This course is only available to students enrolled in an Honours Program in the School of Mathematics and Statistics and enrolment must be approved by the School’s Honours Coordinator.
This course is taken three times over three consecutive terms (3 x 6 UoC for a total of 18 UoC). It forms the thesis component of the honours streams for programs within the School of Mathematics and Statistics. The three instances of the course form part of the one thesis/project.
For the thesis component, a student will undertake independent study in the appropriate area of applied mathematics, pure mathematics, physical oceanography, or statistics according to their honours stream. The student will be supervised by at least one member of the academic staff of the School of Mathematics and Statistics, possibly jointly with an academic external to the School, or, with the permission of the Head of School, a suitable other person in a non-university research position. The student will write a thesis and give an oral presentation on the thesis to the appropriate department.
Weekly honours seminars will be timetabled as part of the thesis courses. The main purpose of these seminars is to provide a forum for honours students to give an oral presentation of their work to, and receive feedback from, their peers, the honours coordinators and their supervisor(s). The seminars will also be used for other honours training purposes, such how to use and access mathematical and statistical literature, research methodology in mathematics and statistics and how to write mathematics and statistics.
The written thesis will be assessed on four major areas:
exposition, literature coverage, critical analysis and insight originality.
The weighting of these components will depend on the type of thesis, as determined by discussion between the student and supervisor(s) when the topic is chosen. All theses are expected to address all four areas.
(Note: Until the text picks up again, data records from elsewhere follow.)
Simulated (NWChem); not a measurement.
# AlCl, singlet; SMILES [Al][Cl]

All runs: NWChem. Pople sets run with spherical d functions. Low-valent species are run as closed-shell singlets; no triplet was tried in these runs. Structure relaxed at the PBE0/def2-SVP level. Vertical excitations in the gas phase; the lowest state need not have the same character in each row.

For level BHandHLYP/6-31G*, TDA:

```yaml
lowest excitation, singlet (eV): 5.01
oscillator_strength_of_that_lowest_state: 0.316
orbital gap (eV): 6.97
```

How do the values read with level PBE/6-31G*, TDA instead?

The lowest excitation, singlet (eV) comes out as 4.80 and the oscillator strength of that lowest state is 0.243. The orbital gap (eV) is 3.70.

Two academic staff members will assess the thesis. The supervisor(s) are expected to provide a report on the thesis but they may not be one of the two markers.
The written thesis mark will account for 90% of the final grade; the oral presentation for the other 10%. The final mark awarded will be decided at specially convened meetings. Students will receive a marker’s report on their written thesis, outlining how the final mark was decided and possibly listing errors that ought to be corrected.